Fulfilment by Amazon for retailers
Retailers can use all the sophisticated might of Amazon’s highly developed fulfilment networks. They can store their products in Amazon’s fulfilment centres, and they pick, pack, ship and provide customer service for these products. The sellers pay storage and fulfilment fees for the service.
Amazon markets FBA to retailers on the basis that it can help them scale their business and reach more customers. This message seems to be coming through loud and clear as it’s estimated that currently, globally, more than two million are retailing this way.

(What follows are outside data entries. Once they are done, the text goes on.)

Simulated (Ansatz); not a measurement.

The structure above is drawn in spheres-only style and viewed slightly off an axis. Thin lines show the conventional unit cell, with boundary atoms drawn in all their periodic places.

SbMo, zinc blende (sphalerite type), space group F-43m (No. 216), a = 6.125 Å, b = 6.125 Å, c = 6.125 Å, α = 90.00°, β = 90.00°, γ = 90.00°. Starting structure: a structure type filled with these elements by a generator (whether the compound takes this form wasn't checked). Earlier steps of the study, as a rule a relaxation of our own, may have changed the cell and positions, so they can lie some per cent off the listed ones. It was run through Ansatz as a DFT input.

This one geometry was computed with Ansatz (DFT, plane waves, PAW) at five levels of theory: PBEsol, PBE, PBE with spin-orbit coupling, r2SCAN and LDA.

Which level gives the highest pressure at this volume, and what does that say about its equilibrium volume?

We have recently undertaken some work for a highly successful entrepreneur who have scaled up his businesses right the way from scratch to sale in the FBA space, supporting him all the way through the sale process and getting him the exit he wanted.
We spoke to him about the insights he gleaned and the experience he gathered in going through this process.
Frankie Thorogood launched sportswear business TCA in 2012 from his bedroom in Hackney, East London. Having recently graduated from university and been rejected from multiple job applications, his goal was to make a small profit while he worked out what he wanted to with his life. Frankie sold his business in May of this year.
“It all started for me in a freezing cold winter, when I wanted to wear a snood for Sunday league football. The big-name sports retailers at the time didn’t have any. So I sourced some from China. I spent £100 of my savings on buying as many snoods as I could as I figured that if I wanted one then other people were likely to want them too.
“My aim was to turn this £100 into £300. I did this pretty quickly and then I spent that £300 on more snoods to sell. I walked the length of Oxford Street in London literally pitching and selling them to the clothing retailers there. I started developing and designing more sports clothing products and moved on to selling on eBay first, which over time led to Amazon. That was in 2012 and by the end of 2014 I was doing £1m in revenue.
“I didn’t set up specifically to become a Fulfilled by Amazon business, it just developed over time, but I would say there are three big advantages of working in the FBA space. First is that you are potentially being delivered millions of customers every day. If this constant stream of customers likes the product then you will get sales. The second is the fulfilment services they provide. They pick up the products for free and ship them to customers. Thirdly, it’s about trust. People trust Amazon with their card details. This seems small but it makes a huge difference to the buyer experience and of course, the sellers.
“You hear of some people trying to second-guess products that people need and provide supply to meet this demand and make big money fast but this was never my approach. I always invested time and effort and hard work into making the product the best I could”.